Tank looks super cool. I had a question for you. I am in the process of getting my own 18*18*24, and I noticed that you have plants in a clear storage container. Did you QT them? If so, what was your process, and how do you care for the plants in a storage box like that?


----------



## Lunatuck (Apr 15, 2021)

sharambil said:


> Tank looks super cool. I had a question for you. I am in the process of getting my own 18*18*24, and I noticed that you have plants in a clear storage container. Did you QT them? If so, what was your process, and how do you care for the plants in a storage box like that?

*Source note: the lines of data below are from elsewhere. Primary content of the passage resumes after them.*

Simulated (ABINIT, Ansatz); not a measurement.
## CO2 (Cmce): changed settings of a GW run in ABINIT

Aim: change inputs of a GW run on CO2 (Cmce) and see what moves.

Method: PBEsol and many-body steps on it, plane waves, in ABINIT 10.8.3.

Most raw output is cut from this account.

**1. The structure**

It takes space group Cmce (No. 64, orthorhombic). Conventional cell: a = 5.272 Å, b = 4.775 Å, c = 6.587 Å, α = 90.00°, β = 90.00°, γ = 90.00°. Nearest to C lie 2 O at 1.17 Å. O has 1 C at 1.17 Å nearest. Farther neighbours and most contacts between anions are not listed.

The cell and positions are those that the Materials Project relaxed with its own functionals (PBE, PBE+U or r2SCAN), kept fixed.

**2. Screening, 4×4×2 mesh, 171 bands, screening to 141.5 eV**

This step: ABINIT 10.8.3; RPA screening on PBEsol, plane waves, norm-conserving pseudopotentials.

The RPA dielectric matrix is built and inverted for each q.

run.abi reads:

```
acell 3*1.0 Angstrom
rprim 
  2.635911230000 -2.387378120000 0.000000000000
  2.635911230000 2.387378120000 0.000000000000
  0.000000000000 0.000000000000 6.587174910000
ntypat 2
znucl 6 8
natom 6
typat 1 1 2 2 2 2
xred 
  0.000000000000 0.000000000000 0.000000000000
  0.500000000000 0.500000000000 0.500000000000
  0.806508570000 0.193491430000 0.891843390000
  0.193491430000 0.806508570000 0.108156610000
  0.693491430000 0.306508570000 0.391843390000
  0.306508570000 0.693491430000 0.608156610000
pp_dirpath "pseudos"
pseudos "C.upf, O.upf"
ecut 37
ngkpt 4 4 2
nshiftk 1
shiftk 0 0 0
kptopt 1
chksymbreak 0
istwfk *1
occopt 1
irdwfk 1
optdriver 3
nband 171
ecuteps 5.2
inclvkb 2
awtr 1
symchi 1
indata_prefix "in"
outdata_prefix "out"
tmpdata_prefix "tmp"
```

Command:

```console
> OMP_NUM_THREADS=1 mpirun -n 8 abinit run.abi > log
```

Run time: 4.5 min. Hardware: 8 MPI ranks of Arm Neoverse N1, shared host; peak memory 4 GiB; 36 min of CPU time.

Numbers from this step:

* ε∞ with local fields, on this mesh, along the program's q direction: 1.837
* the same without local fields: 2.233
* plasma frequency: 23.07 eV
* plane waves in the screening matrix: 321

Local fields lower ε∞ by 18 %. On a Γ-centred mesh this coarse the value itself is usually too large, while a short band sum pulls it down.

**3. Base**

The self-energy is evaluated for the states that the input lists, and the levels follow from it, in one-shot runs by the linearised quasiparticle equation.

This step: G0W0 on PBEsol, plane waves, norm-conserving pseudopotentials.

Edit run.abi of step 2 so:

I didn’t technically quarantine them. I stored them in the bin while I was completing my tank and then before I put them in the tank, I sanitized them. This involved rinsing all old soil off the roots, submerging them in water for 15m, then putting them in a bath of 5% bleach and water, then rinsing off the bleach and resubmerging them in water for another 15m.
I did get some dye off, so this stresses the plants, but its supposed to limit any hitchikers. After the rinse, I planted them bare roots into my terrarium


----------



## Socratic Monologue (Apr 7, 2018)

That's a good plant treatment protocol, although I use 10% bleach to water.



Lunatuck said:


> I did get some dye off


What dye? Feel like I'm missing something here.


----------



## Lunatuck (Apr 15, 2021)

Socratic Monologue said:


> That's a good plant treatment protocol, although I use 10% bleach to water.
> 
> 
> 
> What dye? Feel like I'm missing something here.


Lol. Die off. Misspelled.


----------



## Lunatuck (Apr 15, 2021)

Made a few changes... I got rid of two begonias that were really suffering. They had a lot of die off and weren’t so pretty. I replaced them with two different Begonias. One is an angel wing which I hope to become the focal point. The other was a Begonia Rex which has some puple irredecence. 

I also seeded the sphagnum bases of most of my bromeliads with some live sphagnum moss. I’m planning on putting some moss in certain areas off the ground. Primarily on the cork bark ledges.

I also have a fireball Bromeliad, some Oak leaf Creeping Fig and a Pink wondering Jew on order. I want to get the Creeping fig covering the background. I think I may have space in there to fit the wondering Jew. Maybe.


----------



## Lunatuck (Apr 15, 2021)

Now with a fireball brom and moss added up top as well as Oak Leaf Creeping Fig on the top right.


----------



## Lunatuck (Apr 15, 2021)

Ok. Last plant is planted. Pink Wandering Jew. No room for anything else. Already starting to think about trimming back some stuff.


----------



## Lunatuck (Apr 15, 2021)

Growth update. Frogs always hiding in the cave. They don’t like pictures.


----------



## Tarantuland (Jun 4, 2021)

This tank looks great to me, but I know very little and don't have any frogs yet. Is there a drainage layer though?


----------



## Lunatuck (Apr 15, 2021)

Tarantuland said:


> This tank looks great to me, but I know very little and don't have any frogs yet. Is there a drainage layer though?


Yes. About 2” of clay balls or whatever they are called.


----------



## hansgruber7 (Mar 23, 2020)

Beautiful tank. Looks like it's going to get a bit overgrown before long. You may have to do some serious trimming.


----------



## Tijl (Feb 28, 2019)

Lunatuck said:


> Growth update. Frogs always hiding in the cave. They don’t like pictures.
> View attachment 300044


There is too much open space for them as I mentioned before. This makes frogs tend to hide.


----------